3D Facial Reconstruction in the Virtual Curation Laboratory

By: Elsie Martin

This semester was my first working as an intern in the Virtual Curation Lab as a senior here at VCU. During the first few weeks of the internship I learned the ins-and-outs of the lab. I learned how to scan, 3D print, and paint artifacts from various museums and cultural/archaeological organizations around Virginia as well as from around the world.

With a background in Sculpture here at VCU, I was particularly interested in researching Facial Reconstructions commonly used in archaeology and forensic anthropology. Facial reconstruction is used to create 3D replicas of an individual using skeletal remains and artistic interpretation to depict the face. Of the various methods that exist for facial reconstructions, I chose to research the “Traditional” method, which has been used for many anthropological reconstructions. This method uses modeling clay to build up the depth of tissue on the skull. In all cases, a 3D cast or print is made of the skull before clay is added. Tissue depths are obtained from previous datasets collected from cadavers or from CT scans of living individuals based on specific geographical region. These datasets are often small samples, therefore facial reconstructions do require artistic interpretation in many cases.


“Traditional” clay method. Photo by Caroline Wilkinson, Facial reconstruction–anatomical art or artistic anatomy?.” Journal of anatomy 216.2 (2010): 235-250.
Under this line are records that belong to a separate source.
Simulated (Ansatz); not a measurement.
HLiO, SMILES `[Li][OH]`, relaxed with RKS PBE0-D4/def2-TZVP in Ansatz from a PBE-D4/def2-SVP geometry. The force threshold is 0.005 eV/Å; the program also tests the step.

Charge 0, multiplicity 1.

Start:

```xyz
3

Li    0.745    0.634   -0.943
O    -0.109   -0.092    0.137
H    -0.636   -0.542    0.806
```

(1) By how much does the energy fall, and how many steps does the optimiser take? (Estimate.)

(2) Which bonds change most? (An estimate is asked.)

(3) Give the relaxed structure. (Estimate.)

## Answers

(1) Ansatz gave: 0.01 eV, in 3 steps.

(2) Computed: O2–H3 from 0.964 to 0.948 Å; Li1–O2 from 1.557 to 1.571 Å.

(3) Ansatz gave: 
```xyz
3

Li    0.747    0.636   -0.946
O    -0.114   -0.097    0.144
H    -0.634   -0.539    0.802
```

Continuing my research, Dr. Means helped me 3D print a skull face to reconstruct from India. It was from the Trans-Himalayan region among the Himachal- Pradesh, either from Spiti or Kinnaur. It was later identified to be from the Spiti district, a mountain valley of the Himalayas. It is also dated to be from around 1200AD. Having this information was helpful in researching the facial reconstruction.

Among my research, I came across a study from 2012-2013 (Saxena, Tanushri et al. Facial Soft Tissue Thickness in North Indian Adult Population. Jaypee Journals; 10.5005.) which contained soft skin tissue indexes for North Indians, which I used to measure several points on the face. After analyzing the measurements, I decided to take the smaller values of the range for my skull face, since it was small.


I took the measurements on wooden pegs, which I then cut and glued to the 3D printed face points I had previously mapped out. More facial points can be used to determine tissue depth, but I chose to use more of an interpretation of these areas since the existing dataset was small. I then could begin building the clay up to the pegs (I used plasticine non-drying clay). After building the tissue up, I smoothed the surface and left the left side of the face bare with just skin depth pegs to show the process.


3Drendering of my facial reconstruction in progress

I am currently still working on this research and project and hope to have a poster in production next semester for my Museum Exhibit class. This poster will contain all of the research I have done as well as four 3D printed skull faces I will use to show the process. This was definitely one of the larger things I did in the lab this semester, and it helped to peak my interest of forensic anthropology and archaeology greatly.

I also am in the process of creating a Brass Painting Guide for the lab. The lab already contains many painting guides for bones, rust, and other techniques, so we decided brass should be added! After painting a 3D printed brass nesting cup lid from Isle of Wight County, Virginia, I wrote down the color mixtures and steps I used to create the reproduction. This will then be made into a printed guide for future interns and their painting.


3D reproduction and painting of Isle of Wight nesting cup lid


Colors of paint used for brass reproductions

After being a part of the lab this semester, I have learned so much and have also gained interest in archaeological lab work and museum exhibition. This interest has helped me think about my future goals, and for that I am very grateful! I can’t wait to visit the lab next semester to see what new projects are at hand.